Rain, rain for the first time ever while we are sailing. I guess that we wouldn’t have gotten the entire experience if it hadn’t rained one single day.
Me being me and seeing an opportunity of course put on bath shorts and have nothing but that, my shoes and lifejacket on me for the duration of the storm and let me tell you right now, it was pretty cold.
But that was not how the day started, it started like most days actually. A designated person enters every cabin and makes sure that everybody is awake. I as usual stay in my bed for as long as I can because of the fact that I have slept for a little less then seven hours every night for almost two and a half moths. So I am understandably getting more and more tired every morning, it has actually gotten to a point were i choose not to eat breakfast in favor of sleeping.
But after forcing myself out of bed I go to our everyday morning meeting. (Only in harbor.) Our new captain tells us what we are going to do in case that we have an oil breach onboard. He also tells us that we will be leaving harbor at ten o’clock. Since I am not due to have watch duties before twelve o’clock I go right back to sleep. Obviously my extra sleeping time passes extremely fast and it does feel like I only slept for five minutes, as I got out of bed the feeling the seasickness twisting and turning my stomach in ways I didn’t know where possible crept up on me.

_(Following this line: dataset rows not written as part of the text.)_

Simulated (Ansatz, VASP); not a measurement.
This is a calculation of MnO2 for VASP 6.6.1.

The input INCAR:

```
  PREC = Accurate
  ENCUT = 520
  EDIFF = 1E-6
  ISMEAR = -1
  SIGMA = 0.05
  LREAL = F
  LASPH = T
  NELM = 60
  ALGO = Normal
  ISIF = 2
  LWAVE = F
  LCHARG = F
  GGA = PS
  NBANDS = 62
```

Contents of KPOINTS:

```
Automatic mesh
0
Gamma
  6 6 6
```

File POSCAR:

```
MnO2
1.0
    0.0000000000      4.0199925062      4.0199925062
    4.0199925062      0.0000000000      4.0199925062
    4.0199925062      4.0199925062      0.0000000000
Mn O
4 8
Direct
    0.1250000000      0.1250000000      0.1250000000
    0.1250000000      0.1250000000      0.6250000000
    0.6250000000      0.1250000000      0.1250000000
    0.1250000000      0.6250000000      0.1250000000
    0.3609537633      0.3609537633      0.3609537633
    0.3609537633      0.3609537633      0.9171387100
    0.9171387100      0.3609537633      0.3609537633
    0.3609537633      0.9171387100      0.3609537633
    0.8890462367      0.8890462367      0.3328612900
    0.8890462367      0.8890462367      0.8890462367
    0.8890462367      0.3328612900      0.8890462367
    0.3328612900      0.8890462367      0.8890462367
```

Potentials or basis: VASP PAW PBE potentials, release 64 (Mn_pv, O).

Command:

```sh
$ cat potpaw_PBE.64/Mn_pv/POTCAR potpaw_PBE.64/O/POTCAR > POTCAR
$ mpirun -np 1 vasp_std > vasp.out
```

But no matter how tired or seasick you are you must be at the watch switch. The only exception for not being there is if you are sick. And even if you are sick it is not a guarantee that you won’t have to be there. But anyways we get told that ironically two hours after we have been shown how to handle an oil breach we get one onboard. I swear the starboard watch doesn’t like us, first they destroy a sail that we had to fix and that was difficult in itself since it was the second highest and third biggest, and now they do this.
We get to do the cleaning part, of course. Since I was seasick, I got to go and be lookout after not being able to handle all the instruments without puking. And then far of in the distance I can see it, a big black cloud without an end. Finally we will have rain while we are out sailing! I guess that we wouldn’t have gotten the entire experience if it hadn’t rained one single day. Me being me and seeing an opportunity of course put on bath shorts and have nothing but that, my shoes and lifejacket on me for the duration of the storm and let me tell you right now, it was pretty cold. But it made me feel alive and clean. I could finally think straight. Only eleven days left of this journey that we have had to endure. Look how far we have come.
They say that every journey begins with a single step, while that is true, you may wonder how a journey ends. We have begun with this journeys last step. We have experienced much but maybe not what we expected. We have gotten to know ourselves better and now as we approach Miami the transformation that has taken place in everyone is coming to an end. It has been a difficult journey with many laughs and cries. It feels like time has stopped for two and a half month and that we will come home to december the thirteenth 00.01. I thought that this would be a place to call home in time and, maybe that time will come but not in this journey, not for me at least. You don’t know the future until it has transpired and sometimes you wish that you would have done something in your past differently to prevent a certain future. Although my stay here have had its ups and downs and home is all that I think of, I am still happy that I have gotten this far.
To the eyes of the world we have always been a large fellowship but, I actually came to this ship hoping that we could mend this broken fellowship, we have not. We have made new groups and they are tight, almost unbreakable. I feel sorry for the ones who are not in a group at all. The hard truth is that everybody deep inside wants to come home now. Home, home is but a memory for me. I don’t recall the possibility to sleep more then seven hours, nor the good feeling after having done nothing but taking it easy for 24 hours straight. To eat actual food that tastes good. Home, I am coming for you, please be as I remember you.